Motifs and Mechanics: The Themes of Zendikar So Far
- Tobi Henke
This September, Magic is making its third stop on the plane of Zendikar. What can we learn from our two previous trips? Which mechanics did the cards exhibit in those two blocks, the original Zendikar and later Battle for Zendikar? Let's take inventory of the themes Zendikar Rising may revisit.
In 2009, Wizards published Zendikar, a set with a mechanical focus on lands and the thematical hook of "adventure world." It was an immediate hit with players and so was its follow-up Worldwake. Then, in 2010, Wizards released Rise of the Eldrazi, which both was and wasn't part of the same block. It revisited the same setting, but with widespread doom and destruction, and it didn't continue any of the established patterns of play either. It featured an alien invasion and marked the first time we saw colorless nonartifacts, Eldrazi Spawns, colorlessness matter, and annihilator. When we returned to Zendikar in 2015–16, the same extraplanar forces gave us Eldrazi Scions, devoid, colorless mana costs, as well as the ability to ingest and to "process." The natives won the war against the intruders then, so we shouldn't expect any of this to play a role in the upcoming Zendikar Rising, although Wizards have left the door open for some remnants.
Rise of the Eldrazi's level up, rebound, and totem armor are theoretically part of Zendikar's own heritage and could see a return. However, they bear no connection to any of the other themes, so chances for an encore seem low. Instead, this article exclusively looks at the mechanical identity of the first two Zendikar sets as well as the non-Eldrazi part of Battle for Zendikar and Oath of the Gatewatch.
The Lay of the Landfall
Outside of Magic, "landfall" is a nautical term, at times meteorological. It would have fit so, so well on Ixalan. Alas, it's the ability most associated with Zendikar. Indeed, every Zendikar set except Rise of the Eldrazi contained at least a couple of cards with this keyword, while all other sets have always avoided the word. In the beginning, the standard landfall ability was for a creature to get +2/+2 until end of turn. It figured hugely in Zendikar Limited's rise to fame as one of the most aggressive environments of all time, and the duo of Steppe Lynx/Plated Geopede even became relevant in Constructed. Other notable landfall creatures from the first pass included Hedron Crab, Lotus Cobra, and Bloodghast.
Worldwake added landfall to a cycle of instants, the most prominent members of which were Searing Blaze and Groundswell. Battle for Zendikar repeated some of the earlier implementations, but also experimented with different boosts, with modal abilities, and with mana payments. Oath of the Gatewatch finally found room for just two landfall cards, Embodiment of Fury and Embodiment of Insight.
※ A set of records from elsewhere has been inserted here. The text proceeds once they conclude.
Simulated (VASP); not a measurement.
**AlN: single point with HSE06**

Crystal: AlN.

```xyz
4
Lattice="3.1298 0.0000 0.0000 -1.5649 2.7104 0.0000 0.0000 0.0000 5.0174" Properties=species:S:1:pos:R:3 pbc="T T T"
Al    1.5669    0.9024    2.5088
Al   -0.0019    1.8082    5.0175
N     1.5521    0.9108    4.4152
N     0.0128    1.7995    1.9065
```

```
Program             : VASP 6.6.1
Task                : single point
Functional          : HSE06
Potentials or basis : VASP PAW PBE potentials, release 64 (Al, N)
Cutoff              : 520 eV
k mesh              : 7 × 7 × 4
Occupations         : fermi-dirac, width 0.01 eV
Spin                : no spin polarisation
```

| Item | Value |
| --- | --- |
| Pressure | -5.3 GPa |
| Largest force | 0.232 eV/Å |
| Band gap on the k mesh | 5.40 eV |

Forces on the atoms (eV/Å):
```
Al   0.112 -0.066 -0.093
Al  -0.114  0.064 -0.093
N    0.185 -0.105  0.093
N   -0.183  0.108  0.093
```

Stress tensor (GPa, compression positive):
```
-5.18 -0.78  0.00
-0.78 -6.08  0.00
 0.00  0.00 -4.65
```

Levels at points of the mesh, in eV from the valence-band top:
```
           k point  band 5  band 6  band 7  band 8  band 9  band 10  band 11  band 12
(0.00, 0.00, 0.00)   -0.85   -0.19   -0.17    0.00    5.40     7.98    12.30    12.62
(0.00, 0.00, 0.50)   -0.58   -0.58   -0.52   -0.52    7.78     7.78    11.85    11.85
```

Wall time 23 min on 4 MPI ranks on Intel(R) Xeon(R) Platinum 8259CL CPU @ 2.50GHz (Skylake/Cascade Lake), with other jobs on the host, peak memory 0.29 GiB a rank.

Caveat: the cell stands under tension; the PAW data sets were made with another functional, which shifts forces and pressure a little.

It may seem as if the designers have run out of ideas, putting the idea of new landfall cards in question. However, the trigger condition, if not the keyword, has since appeared on cards again and again and again and again and again and again and again and again — not to mention a couple of times previously. I'd be surprised, and bitterly disappointed, if Zendikar Rising didn't have landfall. It wouldn't be a proper Zendikar set without it, which is precisely why Rise of the Eldrazi wasn't.
The Question of Quests
Zendikar featured a fifteen-strong megacycle — both vertical (one common, uncommon, rare) and horizontal (in all five colors) — of enchantments that marked progress via quest counters. The commons earned counters via landfall and could be sacrificed for a simple one-shot effect, like lifegain or extra draws, at three. The uncommons needed between one and five quest counters, attainable through a wide range of trigger conditions, and also sacrificed for wildly varying effects. The rares required between two and seven counters to go active, then enacted a continuous effect going forward. Pyromancer Ascension was the big one, but Luminarch Ascension and Bloodchief Ascension saw some Constructed attention as well.
Worldwake added an incomplete cycle of two uncommons and two rares: Quest for the Goblin Lord, Quest for Renewal, Quest for Ula's Temple, and Quest for the Nihil Stone. All of them were cool designs that unfortunately had the various knobs turned in such a way as to forbid serious application. This failed experiment was the last we've seen of quest counters, speaking against a return. A contra-point, in favor of inclusion in Zendikar Rising, comes from the storyline. After the Eldrazi started ravaging the world, its denizens simply had no more time to embark on interesting quests — only the quest for survival.
The Trappings of Traps
Next to quests, nothing imbued the world with an Indiana Jonesesque feeling more than Traps. If the opponent did some misstep, you got your gotcha moment and could play these instants at greatly reduced costs. When sprung, Summoning Trap, Ravenous Trap, Archive Trap, and Mindbreak Trap didn't even require any mana at all. Zendikar had fourteen Traps, Worldwake another six — one cycle of color hosers of which Ricochet Trap proved most memorable, plus Stone Idol Trap.
To this day, these twenty cards remain all there is. There haven't been any Traps since. Cost reduction is of course fraught territory, and it's probably tough to find effects that are interesting both at a discount and at full price. But the reactive and generally destructive nature prevented problems in the past. If Wizards really want to return to a Zendikar pre-Eldrazi, Traps should be on the menu. However, other needs may outweigh the wants here.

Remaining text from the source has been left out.